Laurie Anderson-Homeland (Nonsuch records5240055-2) deluxe CD with DVD 2010
It’s hard to believe but it is nearly 10 years since Laurie Anderson’s last studio album, Life on a String (nonesuch lc00286) and unlike that album and the preceding one Strange Angels (WB 9 25900-2) this new work has more in common with her earlier material than the conventional song structures which were a part of those previous albums.
Homeland is more of a performance art piece and features tone poems , monologues with a music background and only one recognizable traditional verse and chorus structured track.
The 12 tracks comprising this album were mostly composed while touring and the ideas then pulled together in the studio. In the sleeve notes Anderson says “This record was written on the road. I wanted the fun and spontaneity of doing live shows and it had gotten so lonely making records just sitting in the studio staring at pro tools files….” she continues ” I began Homeland by making an ever-changing series of stories, songs and songs about America. Without worrying about finishing the songs I just went out and started to play them….”1 taken from the liner notes to Homeland.
After the tour had finished according to Laurie she ” began a process of putting all the versions together, re-recording things I liked and stitching and welding parts together” this ended up with her once again “back in the studio starring at audio files. And it was beyond daunting” with the help of her husband Lou Reed who produces the album she ” 2 was finally able to finish this record ”
So what do we have here ? well an interesting mixture of biting political satire, introspection of self and country including religion, American foreign policy, culture and the seeming nonsense of modern American life to a musical background as diverse as that of swirling ethnic instrumentation, vocals such as on track one Transitory Life which features Tuvan throat singers, and almost house style dance music. No one could point the finger and accuse Laurie of sticking to only one style of musical soundscape, in fact the only constant is that of her haunting voice, which floats above it all.
Track one Transitory Life opens up with a deep thrumming bass line which punctuates the strange haunting sound of the, viola, Igil (http://en.wikipedia.org/wiki/Igil) and the alien Tuvan throat vocals that drift along underneath Laurie’s monologue and singing. The overall vibe while classic Anderson also feels a wee bit like something Lisa Gerrard might have come up with.
My Bright Eye track two starts of as an Anderson tone poem accompanied by vaguely Indian soundtrack before picking up the tempo
Track three Thinking of You has a Michael Nymaness minimal stringed background, punctuated every so often with similar bass notes to track one.
Strange Perfumes mixes an ethnic Indian vibe with a slow droning rythm to create a haunting, almost dance track that at times sounds a little like Welsh group Hybrid but more laid back and chilled out than they do normally.

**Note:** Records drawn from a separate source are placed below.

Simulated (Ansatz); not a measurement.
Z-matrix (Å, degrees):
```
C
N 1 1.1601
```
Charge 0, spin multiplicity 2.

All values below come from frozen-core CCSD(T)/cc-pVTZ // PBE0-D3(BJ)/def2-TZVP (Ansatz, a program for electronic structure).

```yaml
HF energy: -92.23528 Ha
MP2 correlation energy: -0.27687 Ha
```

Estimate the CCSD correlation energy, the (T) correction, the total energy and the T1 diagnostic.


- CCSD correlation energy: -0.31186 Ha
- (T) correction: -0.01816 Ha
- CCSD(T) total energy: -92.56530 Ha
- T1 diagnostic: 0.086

One of the most uptempo tracks which is crying out for a dance remix is the epic attack on the blight of the late twentieth and early twenty-first century the Expert. Laurie has a pop at many targets and through out track five Only an Expert she weaves a vicious satirical attack on everyone from Oprah Winfrey, Al Gore, the banking crisis and subsequent bank bail out, Climate change to the Iraq war…controversial indeed.
Falling is a haunting slice of electonic tone poetry.
Another Day in America sees the Laurie Anderson created male persona Fenway Bergamot take centre seat to narrate a Victor Meldrew styled winge about American life in general. The album cover photo of Anderson dressed like Charlie Chaplin is a somewhat disturbing image of her in male drag as Fenway.
Fenway’s origins lie in a show Anderson did in 1978 for a William Burroughs celebration at the Nova Convention, she had invented a voice modulator which back then she called The Voice of Authority. During the process of making this album Lou Reed gave the voice of authority a new name that of Fenway Bergamont and as Anderson says “Having an alter ego means you can escape yourself once in awhile, to see the world through other eyes” Another Day in America sees Laurie give free rain to Mr Bergamont.
Bodies in Motion sounds very much like the sort of thing Peter Gabriel might come up with as the track has a very Gabrielesque vibe.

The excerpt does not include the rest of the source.